Two NASA astronauts are due to return to Earth with a rare splashdown off Florida, the first splashdown for 45 years.
Bob Behnken and Doug Hurley left the International Space Station in the early hours of this morning for the final and most important part of their SpaceX test flight on the Crew Dragon.
They are aiming to land their capsule by parachute in the Gulf of Mexico near Pensacola in west Florida.
NASA has forecast favourable weather for their arrival despite the approach of Hurricane Isaias, which weakened to a tropical storm on Saturday, but was expected to regain hurricane strength when it hit the state.
Flight controllers will be watching the storm closely after it caused flooding and landslides on Thursday in the Dominican Republic and Puerto Rico.
— SpaceX (@SpaceX) August 1, 2020
Mr Hurley and Mr Behnken launched from the Kennedy Space Center on May 30th, making Elon Musk's SpaceX the first private company to send people into orbit.

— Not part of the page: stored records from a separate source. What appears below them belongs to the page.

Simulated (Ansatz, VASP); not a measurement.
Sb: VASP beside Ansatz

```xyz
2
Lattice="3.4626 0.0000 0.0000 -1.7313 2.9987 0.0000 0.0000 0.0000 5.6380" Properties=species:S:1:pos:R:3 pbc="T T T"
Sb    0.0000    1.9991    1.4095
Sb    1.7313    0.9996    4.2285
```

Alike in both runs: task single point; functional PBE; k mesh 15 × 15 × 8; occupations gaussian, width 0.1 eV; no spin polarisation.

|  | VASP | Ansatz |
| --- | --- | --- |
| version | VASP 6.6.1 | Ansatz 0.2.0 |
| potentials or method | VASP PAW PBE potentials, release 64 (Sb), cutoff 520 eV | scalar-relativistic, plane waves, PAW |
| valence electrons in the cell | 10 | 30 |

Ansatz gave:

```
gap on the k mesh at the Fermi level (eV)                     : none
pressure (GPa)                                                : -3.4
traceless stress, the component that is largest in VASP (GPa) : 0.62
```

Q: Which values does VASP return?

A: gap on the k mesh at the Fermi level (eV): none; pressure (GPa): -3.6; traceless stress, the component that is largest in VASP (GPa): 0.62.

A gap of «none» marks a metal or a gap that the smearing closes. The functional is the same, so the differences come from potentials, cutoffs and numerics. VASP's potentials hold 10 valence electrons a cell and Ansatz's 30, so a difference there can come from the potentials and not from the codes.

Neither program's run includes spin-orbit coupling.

It was also NASA's first crewed mission from home soil in nine years.
Space station commander Chris Cassidy, who will remain on board with two Russians until October, said: "We're a little sad to see them go."
The next SpaceX flight is at the end of September, while rival Boeing is expected to launch its first crew next year.
Since 2011, the US had previously relied on Russian rockets to get astronauts to the space station.